Illiquid, private alternative investments have historically been reserved for institutional investors, such as public pension funds, endowments and foundations. In fact, the average endowment allocates some 50% to alternatives, versus just 3% for the average advisor, said Devon Drew, CEO of DFD Partners, speaking at the Inside ETFs conference on Sunday.
But Drew cited a recent Schwab survey, which found one of the top holdings for investors ages 21 to 42 was the Grayscale Bitcoin Trust, a private placement, an indication, he argued, there’s more client demand for private investments than advisors think.
“When you think about how the next generation of investors are keen on risk and they have a longer runway for retirement. Private equity, private credit, real estate makes a ton of sense to be able to construct an alternative portfolio,” Drew said. “You’re also creating stickier assets. I personally think that if you’re an advisor and you’re not looking to increase your portfolios’ allocation to alternatives, it ends up being a business risk.”
“[Institutional investors] were investing in private markets because they did two things: they increased returns, and they lowered volatility,” said Dan Ziznewski, a director at Homrich Berg, an Atlanta-based RIA. “Now, with this evolution you’re seeing a lot more ways for advisors, for RIAs, to get access to truly institutional products. I think this evolution is just going to accelerate.”
John Norris, director of private wealth at CrowdStreet Advisors, a commercial real estate investment firm, said the 60/40 portfolio of stocks and bonds will be replaced by public versus private markets exposure.
“The 60/40 [portfolio] is going to be a public/private conversation in the next five years, if not sooner,” he said.

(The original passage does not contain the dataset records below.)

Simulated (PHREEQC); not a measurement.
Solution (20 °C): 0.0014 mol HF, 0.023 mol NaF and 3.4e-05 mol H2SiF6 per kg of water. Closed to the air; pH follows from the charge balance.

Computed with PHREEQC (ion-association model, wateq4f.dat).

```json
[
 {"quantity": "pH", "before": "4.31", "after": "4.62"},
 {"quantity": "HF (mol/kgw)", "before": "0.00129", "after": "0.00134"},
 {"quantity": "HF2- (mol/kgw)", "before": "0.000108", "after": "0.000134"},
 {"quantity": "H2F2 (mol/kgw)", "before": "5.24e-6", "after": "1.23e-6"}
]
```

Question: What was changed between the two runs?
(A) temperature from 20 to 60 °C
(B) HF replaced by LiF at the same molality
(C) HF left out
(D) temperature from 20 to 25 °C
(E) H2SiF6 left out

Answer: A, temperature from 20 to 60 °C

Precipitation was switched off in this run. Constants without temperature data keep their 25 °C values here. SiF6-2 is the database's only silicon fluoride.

One of the biggest drivers of that, he said, is the change in the number of companies going public. In the last several years, the number of companies choosing to stay private has dramatically increased. He doesn’t expect that trend to reverse any time soon.
“You’re missing out on too many opportunities for better risk-adjusted returns by limiting yourself to being over-reliant on the public markets,” Norris said.
While the speakers at the conference, part of Wealth Management EDGE, recommended advisors consider some exposure to private equity, private credit and commercial real estate, Drew said advisors should also get educated about investments outside of those buckets, such as venture capital. He cited a recent example where an end client was demanding to invest in a venture fund.
“The advisor ruled against it, not because it wasn’t a good fund, but because they didn’t do the education,” Drew said. “I know we’re talking about putting together an alternative portfolio, but if you don’t at least have a solution for what the end client wants, possibly someone else will.”